22 Jan Raptor Whistling: Part 2
a quick refresher of last week’s blog. while working on LBTXIV, I had the wild idea to take a silly joke and make it into an animated short. I wrote a script, found artists, recorded the dialog and got project in motion. my storyboard artist/character designer, Robert was busy working on the boards.
a few weeks later, Robert turned in the storyboards. they were pretty great. his character work is so expressive and it made me chuckle seeing the birds acting out the script. after a few small notes, I was ready to start work on the animatic.
here’s a rough, pre-boards sketch he did as we worked out the staging.
as began to edit, I realized there was one pose that I needed for the end. Robert was busy working full time on a gig, so I wasn’t sure when I could get the drawing done. luckily the director of LBT, Davis Doi, was around. he knew exactly what was needed and about thirty minutes later he brought me this.
with the animatic done the project was ready to move on to animation. unfortunately, Ken was too busy to work on the project, so I started searching for another animator. when I was meeting with PIKE FX to talk about the monster shots for TIME TO EAT, I told Ben about the project, he thought it sounded interesting so we watched the animatic. it made him laugh, which was a good sign. he said he’d talk with Harry about it and get back to me. a couple days he sent a quote for the animation. it was within my budget, so I gave him the go ahead to begin.
the last art step was the backgrounds. I knew that I wanted them to have a classic, hand painted style – but I’d never done this part of the process. once again, I was inspired by the talent of the people working with me on LBTXIV. in this case, I turned to our art director Sean Platter. since I wasn’t in a huge rush, he agreed to work on HAWKWARD in between his regular gigs. so once again, it was time for me to search for reference images.

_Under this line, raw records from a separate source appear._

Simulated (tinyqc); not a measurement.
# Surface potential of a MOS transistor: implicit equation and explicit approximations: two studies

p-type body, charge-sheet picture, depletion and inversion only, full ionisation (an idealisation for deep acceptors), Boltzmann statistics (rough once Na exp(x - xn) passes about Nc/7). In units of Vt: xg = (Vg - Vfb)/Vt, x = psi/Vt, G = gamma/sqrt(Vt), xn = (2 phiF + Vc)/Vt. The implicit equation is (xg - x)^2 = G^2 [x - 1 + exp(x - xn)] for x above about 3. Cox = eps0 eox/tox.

here’s one that we both liked a lot. the color palette isn’t right, but the level of detail and the style of painting are pretty close to what we wanted.
he sent me back a couple of other references and we were able to further define the style before any drawings were done. it’s very, very important that everyone is on the same page before work is started. this can save a lot of headache down the road. and just like planning for production, or organizing for post – the time you spend upfront will pay dividends later.
while the backgrounds were been worked on, Ben sent over the rough animation. it was so awesome to see the characters come to life! they were cute and funny and it made me laugh. I was pretty dang stoked. I had some notes on the timing of the acting, particularly the eyelines. that is, when & where the characters were looking. that is a small piece of the overall animation, but very important for the comedy. we can “say” a lot with just a look and by having characters “notice” certain things it clues the audience in that they too should notice them. in the next pass Ben was able to address those and we were good to move on to ink & paint.
during this time the background layout was completed and Sean had moved on to the background painting. here’s the layout and first round of the painting. I really like the stylized clouds, but for this project they were a little too stylized. you’ll notice the final version has softer, more simple clouds.
(you might want to click this one to see it bigger!)
the final backgrounds were sent to Ben and he was able to finish the animation. now the final steps – composing with McKenzie (who did the PITCH ROOM), sound design and mixing with Steve (who does all my stuff), and titles with Ollie (who did the TIME TO EAT poster & titles).
and that’s it! it was a fun and challenging experience to make an animated short. I was really blessed to have a job like editing LBTXIV because in addition to meet talented artists like Robert, Ken, and Sean – it also gave me the opportunity to learn about the different parts of the animation process. additionally, having the support of the director Davis, and the producers, Lisa and Deirdre helped a great deal. it was encouraging to know that when I had problems or questions I had a whole team of people whose experience and expertise I could draw upon for help.
now that I’ve spread my wings (yuck yuck) I’m starting to get excited about the possibilities animation holds. there is such an incredible variety of stories and styles that can be realized through the medium. it’s an area I’m looking forward to exploring.
thanks for reading and please let me know if there are any parts of animation process you’d like to know more about… I’ll do my best to answer!